Ok i could do with some advice from people who have walked this path.
DD is 2 years 1 month, came to us at 11 months and has shown healthy attachment development in the 14 months since she started living with us. confident with others but checking in with us.

I have returned to work this week and in preparation she has been attending nursery starting slowly and building up to full days 3 weeks ago , im working 3 days a week.

I take her to nursery at breakfast time , food has worked really well as a distraction , nursery staff said until this week she was really settled , she would look for me and have a few tears but be comforted and she gets very excited when she sees her nursery bag and happy to go in , very excited . but she has started to say mummy stay . I reply "no mummy is off shopping you can stay play with your friends and mummy see you later" ( she doesn't like shopping trolleys). this has worked very well for 3 weeks

However the last two days she has been really upset , shouting out for either me or daddy.she is still excited and goes in happily

Nursery staff have suggested we drop her and leave, but i really don't know what to do for the best, this is new to me and Im feeling pretty raw and confused about what to do .

Thankyou for reading

CrazyCatLaydee123 Tue 19-Apr-16 22:51:55

Perhaps the novelty of nursery is starting to wear off, and even with building up her time in nursery slowly maybe full days are too long for her at this point. It might be the realisation that this nursery lark is a permanent fixture in her life and she'd much rather be with you!
I doubt drop and run would help, especially with an ac. Is there any way you can see her in the middle of her nursery session, or even send a little note in for staff to read so she knows that you are in her thoughts and will be back soon?
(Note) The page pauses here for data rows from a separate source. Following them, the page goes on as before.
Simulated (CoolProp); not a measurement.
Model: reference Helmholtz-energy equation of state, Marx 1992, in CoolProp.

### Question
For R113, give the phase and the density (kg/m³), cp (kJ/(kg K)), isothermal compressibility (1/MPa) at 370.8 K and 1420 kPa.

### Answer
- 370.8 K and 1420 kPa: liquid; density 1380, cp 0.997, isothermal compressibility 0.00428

tldr Tue 19-Apr-16 23:06:47

I could have written that post when I returned to work! Same age, same timescale, more or less. I agree with catlady that DD is mostly upset at realising its permanence.

We did drop and run, mostly because we were absolutely certain that LOs attachment was as close to normal as it could be and we saw no other changes in his behaviour to cause us alarm. It was horrible, but it probably only took 3 drop offs before he stopped. And he loves it now (year+ on) though, like all of us, sometimes would prefer to stay home.

If you're at all nervous about attachment though, there's probably a better way. (I wouldn't have done this with my other child, for example.)

Is there anyway you can shorten day so she still gets lots of time with you? For ex, if you have a DP could they start early and collect early or drop off late? We pay for a ten hour day but he's very rarely there more than 6.5.

Poppystellarcat Tue 19-Apr-16 23:18:22

Just a thought but perhaps rather than saying you are going shopping say you are going to work. You will obv need to explain what work is but I wonder whether her thinking you are going shopping without her (even if shopping isn't something she hugely enjoys) she might be feeling that she is missing out on time with you. Whereas if it something adult only that you have to go to then she may be happier to be at nursery with friends. Of course this may be total bollocks as she is only 2 and may not process it like that but I did it with my LO to show that this was something I had to do my own rather than just not wanting her there (if that makes sense?) and it helped a little bit.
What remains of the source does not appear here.